RBA cash rate decision and what’s next?
At its meeting today, RBA decided to leave the cash rate unchanged at 1.50%. The board believed that holding the stance of monetary policy unchanged today would help with sustainable growth in the economy and achieving the inflation target over time.
The Board judged that holding the stance of monetary policy unchanged at this meeting would be consistent with sustainable growth in the economy and achieving the inflation target over time.
Why did the RBA decide to leave the cash rate unchanged?
- Although uncertainties remain, the global economy has picked up since last year. Forecast for global growth have been revised up
- Headline inflation rates have moved higher. Core inflation remain low
- Growth is expected to increase gradually over the next couple of years to a little above 3 per cent. The economy is continuing its transition following the end of the mining investment boom. The depreciation of the exchange rate since 2013 has also assisted the economy in its transition following the mining investment boom
- Indicators of the labour market remain mixed. The unemployment rate has moved a little higher over recent months, but employment growth has been a little stronger
- Lenders have announced increases in mortgage rates, particularly those paid by investors and on interest-only loan
- Inflation picked up to above 2 per cent in the March quarter in line with the Bank’s expectations
- The recently announced supervisory measures should help address the risks associated with high and rising levels of indebtedness
What does all this mean to existing and future borrowers?

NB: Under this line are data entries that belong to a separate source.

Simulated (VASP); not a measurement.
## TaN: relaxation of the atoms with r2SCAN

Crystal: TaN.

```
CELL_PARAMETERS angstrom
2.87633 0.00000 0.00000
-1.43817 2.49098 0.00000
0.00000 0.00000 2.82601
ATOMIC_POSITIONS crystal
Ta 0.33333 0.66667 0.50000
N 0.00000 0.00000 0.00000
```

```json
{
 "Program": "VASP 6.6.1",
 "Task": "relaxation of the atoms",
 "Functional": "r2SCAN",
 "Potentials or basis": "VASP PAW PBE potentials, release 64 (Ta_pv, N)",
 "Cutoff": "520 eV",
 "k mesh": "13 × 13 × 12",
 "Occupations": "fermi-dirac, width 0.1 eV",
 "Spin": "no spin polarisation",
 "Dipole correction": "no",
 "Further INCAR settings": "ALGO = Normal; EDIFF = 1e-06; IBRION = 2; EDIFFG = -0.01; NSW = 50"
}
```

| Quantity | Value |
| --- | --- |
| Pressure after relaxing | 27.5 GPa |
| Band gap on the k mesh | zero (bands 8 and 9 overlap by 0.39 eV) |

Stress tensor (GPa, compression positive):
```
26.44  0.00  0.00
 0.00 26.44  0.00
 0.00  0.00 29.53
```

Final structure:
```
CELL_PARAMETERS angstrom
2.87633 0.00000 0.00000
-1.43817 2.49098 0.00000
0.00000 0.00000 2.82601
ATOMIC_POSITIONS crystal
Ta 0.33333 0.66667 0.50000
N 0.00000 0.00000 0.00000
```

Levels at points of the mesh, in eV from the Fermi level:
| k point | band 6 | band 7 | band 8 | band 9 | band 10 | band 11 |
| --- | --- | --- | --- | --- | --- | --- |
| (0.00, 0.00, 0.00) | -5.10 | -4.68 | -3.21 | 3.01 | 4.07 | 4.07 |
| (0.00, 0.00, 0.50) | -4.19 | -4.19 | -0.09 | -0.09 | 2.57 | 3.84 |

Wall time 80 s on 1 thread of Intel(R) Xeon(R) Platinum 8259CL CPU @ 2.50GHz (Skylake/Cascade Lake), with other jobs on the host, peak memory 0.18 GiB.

- Borrowers with interest only repayments will most likely experience more rate hikes due to supervisory measures
- Apartments prices in the eastern capital cities such as Brisbane, Melbourne, and Sydney will be impacted due to additional supply of apartments in the pipeline over the next couple of years
- To further curb demand, banks might limit loan to value ratios (LVR’s) and tighten their lending policies
However, there could be much more interesting news in the coming weeks for First Home Buyers in the 2017-2018 budget.